When you see an SDR comparison like "Demucs is 9.2 dB, Spleeter is…," **take a step back.** **SDR (Signal-to-Distortion Ratio) is a relative value that strongly depends on the evaluation dataset, the model's version, and the evaluation method (how frame aggregation is taken).** It's not uncommon that paper A's 9.2 dB and article B's number **weren't measured on the same footing in the first place.**

The correct attitude in practice is this.

- **Use official benchmarks as "a rule of thumb for ordering"** (you can trust the magnitude relation Demucs > Spleeter).
- **Always make the final judgment by measuring on "your own material."** J-POP, narration, podcasts, live recordings — strengths/weaknesses change with genre and mic environment.
- Measure **not by ear alone but with numbers.** Produce SDR/SIR/SAR with `museval` (BSSEval v4) and **line up candidate tools on the same material and the same metric.** The concrete procedure is collected in the [article on measuring source-separation quality with numbers](/blog/music-source-separation-quality-evaluation-sdr-museval).
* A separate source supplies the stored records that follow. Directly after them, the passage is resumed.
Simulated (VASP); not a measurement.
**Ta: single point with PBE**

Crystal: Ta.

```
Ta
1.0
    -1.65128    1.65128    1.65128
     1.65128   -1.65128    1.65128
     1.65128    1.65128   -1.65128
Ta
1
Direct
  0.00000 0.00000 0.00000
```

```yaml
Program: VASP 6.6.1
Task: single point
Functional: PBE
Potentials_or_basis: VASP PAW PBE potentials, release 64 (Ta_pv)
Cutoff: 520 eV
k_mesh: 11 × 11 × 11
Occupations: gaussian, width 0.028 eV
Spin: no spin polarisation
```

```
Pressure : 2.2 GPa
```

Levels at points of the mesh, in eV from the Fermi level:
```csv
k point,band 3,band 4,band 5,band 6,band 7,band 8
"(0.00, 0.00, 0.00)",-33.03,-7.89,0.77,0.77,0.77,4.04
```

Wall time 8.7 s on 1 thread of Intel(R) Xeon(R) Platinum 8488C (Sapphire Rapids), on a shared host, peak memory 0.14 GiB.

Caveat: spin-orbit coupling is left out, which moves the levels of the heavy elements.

> When I choose a tool in a project, I take a two-stage process: **"narrow to 2–3 with official benchmarks → compare with museval on 10 of the customer's real materials → confirm by ear too."** Deciding by catalog numbers alone causes the accident of "more residue than expected" on production material.

---

## Build vs. buy: OSS self-host or commercial API

"Whether to run it yourself in the first place, or use a SaaS API" is also part of selection.

| Aspect | OSS self-host (Demucs, etc.) | Commercial API / SaaS |
| --- | --- | --- |
| Initial cost | Environment setup, GPU procurement | Nearly zero (same day) |
| Unit price | **Cheap at high volume** (fill the GPU) | Usage-based piles up |
| Data sovereignty | **Completes in-house** (sensitive audio is safe) | External transmission required |
| Customization | Models and parameters freely | Depends on the provided range |
| Operations load | **You watch it** (where this article group comes in) | Can be left to them |

**Rules of thumb for the judgment**:

- **Small / prototype / low data sensitivity** → first confirm quality with a commercial API or a local CLI.
- **Steadily high volume / high data sensitivity / want to lower the unit price** → **self-host OSS.** Run it with GPU workers. The production design for that is detailed in the [article on making source separation a production API](/blog/music-source-separation-production-api-gpu-worker-queue).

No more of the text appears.